@motie2, Have read it also, fan of HST. Guess I became a fan of HST when he was writing articles for Rolling Stone. Have about 4 or 5 books written by him and a few written about him.
@buflosab A couple of decades ago, Jann needed money and offered lifetime subscriptions to RS for one hundred bucks. The mailing label on my issues says my subscription expires in 2055.
RS is where I first encountered the Good Doctor. I have all his books. Reading Shark Hunt for the nth time (I’m 73).
@motie2, used to buy RS were ever they were sold. A few yrs back I decided to get a subscription to RS and it was great, a yearlong subscription, unfortunately RS kept renewing my subscription without my being notified. So that was the end of that. HST would have a field day today if you catch my drift. Nice chatting with you as always.
Went through Watertown, TN and stopped at a local diner for pie and coffee. There was an antique store behind it. I went in there and picked up a copy of a neat little book that caught my eye simply because of it's pristine condition. It was about a cigar store Indian. Written in 1958 by Elizabeth Honness, hard bound, with a plastic dust cover and full artwork, the title "Mystery Of The Wooden Indian". The old man wanted a dollar for it. $1. I gladly obliged him as it was about a tobacco store Indian. Now, when I got home the 188 pages that ensued told a story on the level of a middle schooler, but the story it brought to me and the 2 1/2 hours of pleasure it gave me was well worth the dollar I spent. What made it even more awesome was I looked it up on Amazon. You can't find a book like it, in this condition for less than $130.00. I think I'll send it to my grandsons in Virginia.

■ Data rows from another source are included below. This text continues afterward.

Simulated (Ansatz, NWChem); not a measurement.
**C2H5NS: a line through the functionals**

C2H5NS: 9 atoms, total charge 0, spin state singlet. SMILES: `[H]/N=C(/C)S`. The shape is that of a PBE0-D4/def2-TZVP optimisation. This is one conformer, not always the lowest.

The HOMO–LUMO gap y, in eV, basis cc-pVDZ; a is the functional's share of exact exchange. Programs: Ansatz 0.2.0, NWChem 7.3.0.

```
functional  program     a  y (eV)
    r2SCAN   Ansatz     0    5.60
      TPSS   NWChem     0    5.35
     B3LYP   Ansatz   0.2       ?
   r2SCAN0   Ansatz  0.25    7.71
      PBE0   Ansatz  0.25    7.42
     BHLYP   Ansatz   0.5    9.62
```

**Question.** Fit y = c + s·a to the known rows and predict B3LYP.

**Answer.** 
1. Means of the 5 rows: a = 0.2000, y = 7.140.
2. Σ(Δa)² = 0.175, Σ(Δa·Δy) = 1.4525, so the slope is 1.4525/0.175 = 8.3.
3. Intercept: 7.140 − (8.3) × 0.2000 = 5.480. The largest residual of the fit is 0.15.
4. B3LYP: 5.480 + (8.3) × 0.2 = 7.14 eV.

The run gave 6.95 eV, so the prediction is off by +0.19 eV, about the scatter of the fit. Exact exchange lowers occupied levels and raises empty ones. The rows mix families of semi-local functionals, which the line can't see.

This penny dreadful has been mentioned in so many histories of Horror fiction that I google it to see if anyone had a free PDF. Project Gutenberg had a free download. It owns the name. It is lurid fiction for the masses. It is probably only worth reading to put the horror fiction that came after I'm done perspective.
Reading The Last Detail by Darryl Ponicsan. Maybe some of you have seen the movie with Jack Nicholson. Three sailors, one of which is going to the Brig, the other two are escorting him. They all get into all kinds of situations. Recommend reading and viewing.
The Fellowship: The Literary Lives of the Inklings - intertwines 4 biographies into a single (BIG) book - Lewis and Tolkien, Owen Barfield and Charles Williams. Strong pipe presence!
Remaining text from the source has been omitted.